Conclusion

The C programming language is "close to the metal" and has emerged as a lingua franca for the majority of embedded platforms of all sizes. However, its software engineering deficiencies (such as the absence of data encapsulation) and its many traps and pitfalls present major obstacles to those developing critical applications. To some extent, it is possible to put the blame for programming errors on programmers themselves, as Linus Torvalds admonished:

"Learn C, instead of just stringing random characters together until it compiles (with warnings)."

But programmers are human, and even the best would be hard pressed to be 100% correct about the myriad of semantic details such as those discussed in this document. Programming language abstractions have been invented precisely to help developers focus on the "big picture" (thinking in terms of problem-oriented concepts) rather than low-level machine-oriented details, but C lacks these abstractions. As Kees Cook from the Kernel Self Protection Project puts it (during the Linux Security Summit North America 2018):

"Talking about C as a language, and how it's really just a fancy assembler"
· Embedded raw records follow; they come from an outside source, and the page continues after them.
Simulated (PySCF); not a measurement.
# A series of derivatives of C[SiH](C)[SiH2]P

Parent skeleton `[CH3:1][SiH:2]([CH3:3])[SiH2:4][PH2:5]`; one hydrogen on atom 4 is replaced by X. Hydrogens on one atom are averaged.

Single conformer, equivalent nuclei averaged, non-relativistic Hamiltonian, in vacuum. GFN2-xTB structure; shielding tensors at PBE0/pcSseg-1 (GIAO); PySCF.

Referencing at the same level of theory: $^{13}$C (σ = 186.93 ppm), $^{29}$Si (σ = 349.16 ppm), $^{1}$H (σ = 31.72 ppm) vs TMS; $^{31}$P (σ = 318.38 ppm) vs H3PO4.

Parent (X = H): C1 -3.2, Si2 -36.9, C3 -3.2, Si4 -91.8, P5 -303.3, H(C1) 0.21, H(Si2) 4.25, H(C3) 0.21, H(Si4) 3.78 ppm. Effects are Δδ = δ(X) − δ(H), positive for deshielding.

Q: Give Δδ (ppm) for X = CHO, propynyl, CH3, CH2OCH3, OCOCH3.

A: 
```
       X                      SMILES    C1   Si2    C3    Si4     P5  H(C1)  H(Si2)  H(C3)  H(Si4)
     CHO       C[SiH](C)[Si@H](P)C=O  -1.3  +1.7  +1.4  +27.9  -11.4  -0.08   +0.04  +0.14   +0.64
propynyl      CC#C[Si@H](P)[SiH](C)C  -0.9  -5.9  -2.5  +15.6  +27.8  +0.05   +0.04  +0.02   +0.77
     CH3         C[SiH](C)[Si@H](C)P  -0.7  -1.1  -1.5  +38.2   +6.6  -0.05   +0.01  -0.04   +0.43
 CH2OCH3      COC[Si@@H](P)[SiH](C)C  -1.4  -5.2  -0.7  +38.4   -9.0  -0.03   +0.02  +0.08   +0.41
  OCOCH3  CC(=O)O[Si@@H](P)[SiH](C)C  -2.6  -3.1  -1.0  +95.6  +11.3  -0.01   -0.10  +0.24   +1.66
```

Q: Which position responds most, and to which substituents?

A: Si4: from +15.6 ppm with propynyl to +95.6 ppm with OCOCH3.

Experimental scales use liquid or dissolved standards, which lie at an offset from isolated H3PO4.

Even experts sometimes have problems with the C programming language rules, as illustrated by Microsoft expert David LeBlanc (see Enforcing Strong Typing for Scalars) or the MISRA C Committee itself (see the Preface).

The rules in MISRA C represent an impressive collective effort to improve the reliability of C code in critical applications, with a focus on avoiding error-prone features rather than enforcing a particular programming style. The Rationale provided with each rule is a clear and unobjectionable justification of the rule's benefit.

At a fundamental level, however, MISRA C is still built on a base language that was not really designed with the goal of supporting large high-assurance applications. As shown in this document, there are limits to what static analysis can enforce with respect to the MISRA C rules. It's hard to retrofit reliability, safety and security into a language that did not have these as goals from the start.

The SPARK language took a different approach, starting from a base language (Ada) that was designed from the outset to support solid software engineering, and eliminating features that were implementation dependent or otherwise hard to formally analyze. In this document we have shown how the SPARK programming language and its associated formal verification tools can contribute usefully to the goal of producing error-free software, going beyond the guarantees that can be achieved in MISRA C.